Coinciding with the release of that report was a statement by FDA Commissioner Scott Gottlieb that the agency plans to limit the sale of flavored e-cigarette products in stores where those under the age of 18 can freely shop. The FDA stopped short of banning sweet-flavored vaping products outright.

However, there is no indication when those new rules will go into effect. In his statement, Gottlieb called on manufacturers voluntarily taking these flavored products off shelves or websites where children can access them within 90 days of his announcement. We have our doubts these companies will do so if it would significantly impact the bottom line without being legally compelled to do so.

In fact, it could be years before we see any change in regulations at the federal level. That leaves it up to state and local lawmakers to be proactive.

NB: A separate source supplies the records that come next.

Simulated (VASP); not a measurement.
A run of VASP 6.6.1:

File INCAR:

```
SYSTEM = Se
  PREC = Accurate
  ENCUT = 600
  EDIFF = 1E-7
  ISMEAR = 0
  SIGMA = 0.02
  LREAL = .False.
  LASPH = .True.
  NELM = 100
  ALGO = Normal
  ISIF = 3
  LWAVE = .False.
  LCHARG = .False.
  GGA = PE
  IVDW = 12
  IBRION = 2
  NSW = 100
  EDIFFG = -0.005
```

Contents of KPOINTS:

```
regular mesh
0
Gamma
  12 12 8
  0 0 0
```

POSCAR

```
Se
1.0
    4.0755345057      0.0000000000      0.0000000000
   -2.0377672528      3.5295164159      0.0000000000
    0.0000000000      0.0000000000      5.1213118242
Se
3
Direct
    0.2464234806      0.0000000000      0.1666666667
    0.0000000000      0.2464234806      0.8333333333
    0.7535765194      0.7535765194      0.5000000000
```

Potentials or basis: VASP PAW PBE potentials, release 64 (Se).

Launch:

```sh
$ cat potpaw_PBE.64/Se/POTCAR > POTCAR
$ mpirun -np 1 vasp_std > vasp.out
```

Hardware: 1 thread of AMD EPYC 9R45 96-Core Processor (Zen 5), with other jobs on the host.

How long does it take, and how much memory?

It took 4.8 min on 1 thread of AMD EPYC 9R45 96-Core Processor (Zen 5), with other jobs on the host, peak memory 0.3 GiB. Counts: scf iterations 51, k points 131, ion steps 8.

The Maryland General Assembly last year passed a law that a retailer may be charged with a criminal misdemeanor for selling or distributing “Electronic Nicotine Delivery Systems” products to minors. The bill also criminalized possession of such devices by minors. This was a good step toward curbing teen usage of these products.

Baltimore city recently introduced bills to ban the sale of flavored vaping liquids as part of a package of legislation designed to curb smoking and vaping there.

Our Carroll County commissioners and legislators to Annapolis should consider local legislation that would force e-cigarette retailers to comply sooner with what will ultimately be federal law by limiting access of flavored vape liquids to kids.